It might seem strange that someone who has acted as a middleman in the housing market for most of his working life would propose disintermediation as a solution to our housing woes, but the opportunities to increase the delivery of truly affordable homes are just too great to miss.
First, the current method of delivering affordable homes by means of Section 106 agreements (a requirement to comply with local authority affordable homes policies) is unnecessarily costly and convoluted. A typical developer is required to build about 30 per cent of the homes on a site and sell them to a housing association at about 50 per cent of the market value. The housing association then rents the homes at 80 per cent of market value and sticks them on their balance sheet at 100 per cent of market value. Nice work if you can get it.

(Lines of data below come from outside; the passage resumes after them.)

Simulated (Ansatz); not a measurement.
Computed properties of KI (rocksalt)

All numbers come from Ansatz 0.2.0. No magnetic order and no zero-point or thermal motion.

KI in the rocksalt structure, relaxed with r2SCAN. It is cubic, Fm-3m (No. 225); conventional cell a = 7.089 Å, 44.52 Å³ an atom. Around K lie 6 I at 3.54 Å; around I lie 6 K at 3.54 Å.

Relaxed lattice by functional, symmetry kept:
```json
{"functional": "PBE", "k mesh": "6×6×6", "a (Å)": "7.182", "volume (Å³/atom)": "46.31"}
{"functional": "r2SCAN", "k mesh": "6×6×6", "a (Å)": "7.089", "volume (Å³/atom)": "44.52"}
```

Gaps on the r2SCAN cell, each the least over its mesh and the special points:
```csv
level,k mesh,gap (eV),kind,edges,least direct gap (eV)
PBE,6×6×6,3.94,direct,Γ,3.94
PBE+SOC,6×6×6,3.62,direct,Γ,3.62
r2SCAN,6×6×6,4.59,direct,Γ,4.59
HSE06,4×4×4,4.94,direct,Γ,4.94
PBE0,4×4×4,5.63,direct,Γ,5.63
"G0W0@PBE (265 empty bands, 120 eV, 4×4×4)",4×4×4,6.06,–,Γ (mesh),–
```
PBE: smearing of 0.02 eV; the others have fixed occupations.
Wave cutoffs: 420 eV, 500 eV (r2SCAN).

Instead, why don’t we simply sell it to a first-time buyer on a low income for 50 per cent of the market value and cut out the middleman? Everybody wins (apart from the housing association) – the taxpayer who doesn’t have to pay a penny, the first-time buyer, the next purchaser of the home when it’s resold (as it stays at 50 per cent of market value in perpetuity), the developer who now deals directly with their customer and the community where the home is built as they get neighbours who have just as big a stake in the community as every other owner-occupier.
It doesn’t even need a change in the law as this type of home, called “discount market sale” (DMS) is already defined in the affordable home category in the National Planning Policy Framework. There are about 25,000 homes provided per year via Section 106 agreements, the vast majority of which are provided as “affordable” rent, so if even half of them were delivered as DMS, we could deliver 12,500 super-affordable homes to purchase and give young people the chance their parents and grandparents had to get onto the housing ladder.
I will give you an example of how this plays out at a local level. In one of my local towns, of the 656 homes currently in development or consented, 279 are for affordable rent, with no DMS and only nine two-bedroom homes for market sale, severely restricting the opportunities for young people to get onto the housing ladder. DMS changes everything.
Secondly, there is currently a prohibition on the inclusion of residential property in a personal pension, such as a self-invested pension plan. This means that potential accommodation over shops is often left empty or unconverted. We could change this rule to include flats (and houses) provided they were offered to tenants on low incomes at a social rent (no more than 60 per cent of market value). The owner gets a tax break, the tenant gets a truly affordable secure home and the taxpayer funds less housing benefit. Everybody wins, apart from the middlemen.